Lycos Europe, a vestige of one of the first internet search engines, is touting itself as a possible acquisition target for a US media or telecoms group seeking scale in Europe’s fragmented online markets.
Christoph Mohn, chief executive of the loss-making portal, said it had appointed Dresdner Kleinwort to conduct a strategic review after concluding that it lacked the scale to compete with the likes of Google and Yahoo.
In an interview with the Financial Times, the heir to the Bertelsmann media empire admitted that Lycos Europe “could have made a much more aggressive play” had it been backed by US shareholders. The company, originally a joint venture between Bertelsmann and Terra Networks of Spain, floated in March 2000 with an equity value of €5.5bn. Bertelsmann and Spain’s Telefónica, which acquired Terra, still control 51 per cent, but Mr Mohn said Lycos Europe did not fit either shareholder’s corporate culture.
At Monday’s price of 51 cents per share, the group is now worth just €160m ($248m), little more than the €149m in cash and other investments it reported at March 31.
“A typical US shareholder would look much more aggressively at the upside,” Mr Mohn said. “European funding is much more risk averse. In the US you have the feeling that when people believe in an idea and a strategy they don’t mind so much about the numbers.”
Lycos Europe could be a valuable partner for a US or Asian media or telecoms company, he said. “If you want to enter the internet industry, to do that on a greenfield [basis] is very difficult. If you take Lycos Europe as a starting point, in comparison to what other entry strategies would cost you, it’s a very cheap way.”
An existing US-based internet group such as Yahoo or AOL could also find value in Lycos Europe, he said.
Lycos Europe originally licensed products supplied by its former US parent, Lycos, which was bought by Daum Communications, the South Korean portal, for $95.5m in 2004.
“The problem was Lycos didn’t deliver world-class products either in the US or Europe,” Mr Mohn said. Although the Lycos search engine ranked alongside Yahoo and Excite a decade ago, “Yahoo pulled away by having a better product”.

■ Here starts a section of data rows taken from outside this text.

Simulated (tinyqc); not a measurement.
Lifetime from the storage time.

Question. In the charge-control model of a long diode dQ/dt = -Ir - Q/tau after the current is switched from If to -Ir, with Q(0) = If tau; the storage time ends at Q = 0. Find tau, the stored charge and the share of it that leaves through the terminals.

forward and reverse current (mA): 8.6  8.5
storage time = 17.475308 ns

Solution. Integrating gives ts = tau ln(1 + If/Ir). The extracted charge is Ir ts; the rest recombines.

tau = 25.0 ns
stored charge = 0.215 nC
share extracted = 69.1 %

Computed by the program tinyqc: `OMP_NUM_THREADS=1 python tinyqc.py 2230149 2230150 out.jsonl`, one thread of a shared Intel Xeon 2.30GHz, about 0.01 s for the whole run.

Lycos Europe now comprises online advertising sales, hosting, domain and price-comparison platforms and a research business. In spite of several rounds of cost-cutting, it reported that losses before interest, tax, depreciation and amortisation increased last year from €4.6m to €18.2m.
Mr Mohn said its main assets were its “friendly” brand, its user base, a profitable domain name business, its Decido portal to help online shoppers choose between competing products, and a pan-European billing system that allowed products to be launched quickly in multiple countries.
Europe’s record in creating world-class internet companies was improving, but not quickly enough, he added. “The internet industry here is not developing very well. US players have created 90 per cent of the value in the industry so far.”
The reason, Mr Mohn said, was that European start-ups were too slow to attack the larger US market.
“People spend too much time setting up things in their home market then going from France to Belgium and from Belgium to Germany. Once they’re done, there are already established US players in their market.”
European policymakers needed to bridge the “huge gap in critical mass in research” by encouraging a “virtual Silicon Valley” structure to connect companies and universities and allow them to exchange ideas on subjects such as semantic search.
Mr Mohn said the strategic review would conclude in the second half of 2008.